We can apply these figures to the improved sales that we are using in the sales approach to get a residual improvement value (RIV). As mentioned earlier, RIV is a better indication of comparability as it allows us to compare apples to apples. It removes the land component, and other improvements not related specifically to the house itself. Just getting this far into the process with each of the comparables, and looking at the RIV/SF as a metric will assist with the concerns many are having about the CU overall price/square foot metric.

The next process is to take each sale and develop a cost approach using Marshall & Swift Residential Cost Handbook (disclaimer, huge fans here) for the appropriate quality. It is important to make adjustments for energy and foundation (bottom of the page related to the type of housing) if they apply, refinements for floor covering, heating and cooling, etc. as well as applying the quarterly multipliers to region and location. From there you should compare total cost to the depreciated remainder for an account of depreciation.

You would then do one for each of the sales in the study.

Sales Cost New RIV Total Depreciation % Depreciated Age Depreciation/yr
Comp 1 $276,283 $253,300 $22,983 8.32% 14 0.59%
Comp 2 $254,908 $240,000 $14,908 5.85% 16 0.37%
Comp 3 $264,925 $225,000 $39,925 15.07% 29 0.52%
Comp 4 $271,585 $233,000 $38,585 14.21% 20 0.71%

*Note: This type of approach utilizes all forms of depreciation. If there were cases of functional or external depreciation present for any of the comparable sales, this would need to be adjusted for as well. In this case, study, there were neither additional forms of depreciation.

This information can be valuable in terms of understanding depreciation, as well as supporting either an age or a condition adjustment (look at how sales 3 and 4, which are older houses, have much more depreciation than the newer houses overall). Since each house is depreciated between ~6 and ~15 percent, you also have supportable adjustments to make for age or condition.

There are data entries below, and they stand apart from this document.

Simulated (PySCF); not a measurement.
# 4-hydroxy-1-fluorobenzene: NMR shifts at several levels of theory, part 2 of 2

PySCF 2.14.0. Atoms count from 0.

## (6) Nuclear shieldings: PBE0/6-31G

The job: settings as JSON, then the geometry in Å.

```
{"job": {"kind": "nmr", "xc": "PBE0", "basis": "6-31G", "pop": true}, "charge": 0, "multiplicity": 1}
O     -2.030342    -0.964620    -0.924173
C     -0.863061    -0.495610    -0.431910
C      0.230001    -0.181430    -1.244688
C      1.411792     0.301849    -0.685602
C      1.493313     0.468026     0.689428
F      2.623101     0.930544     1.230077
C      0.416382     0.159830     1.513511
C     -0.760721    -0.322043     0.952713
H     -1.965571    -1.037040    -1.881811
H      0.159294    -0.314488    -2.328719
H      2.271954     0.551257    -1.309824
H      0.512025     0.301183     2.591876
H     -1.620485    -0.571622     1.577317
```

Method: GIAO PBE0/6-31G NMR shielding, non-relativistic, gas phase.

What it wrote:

You can also utilize this type of adjustment for amenities such as basements. For example, say comparable sale-1 has a finished basement that is older and not high quality. The finish costs an additional $15 per square foot rounded over and above the cost of the basement. This finish is a recreation room only and the cost new is around $15,000. The overall rate of depreciation for this property is 8.32% or $1,250(rounded). This means that logically the basement finish would now contribute about $13,750 to the property value. That may not be sufficient to stand alone, but does offer a method of support.

Additional support can be from running simple statistics such as isolating a group of sales based on some commonalities. For the following sample, we took houses in this particular market separated between houses built between 1995 and present, but excluding proposed construction. They were further narrowed to include 1,800 to 2,800 SF and no walkout basement. By doing a simple version of grouped paired analysis, we see the result was a difference between $14,843 and $15,377 between the two types, with many having bathrooms in addition to finished rooms. With an indication of $13,750 from comparable sale-1 and the paired group analysis showing a range of $14,800- $15,400, it is easy to deduce a reasonable adjustment amount.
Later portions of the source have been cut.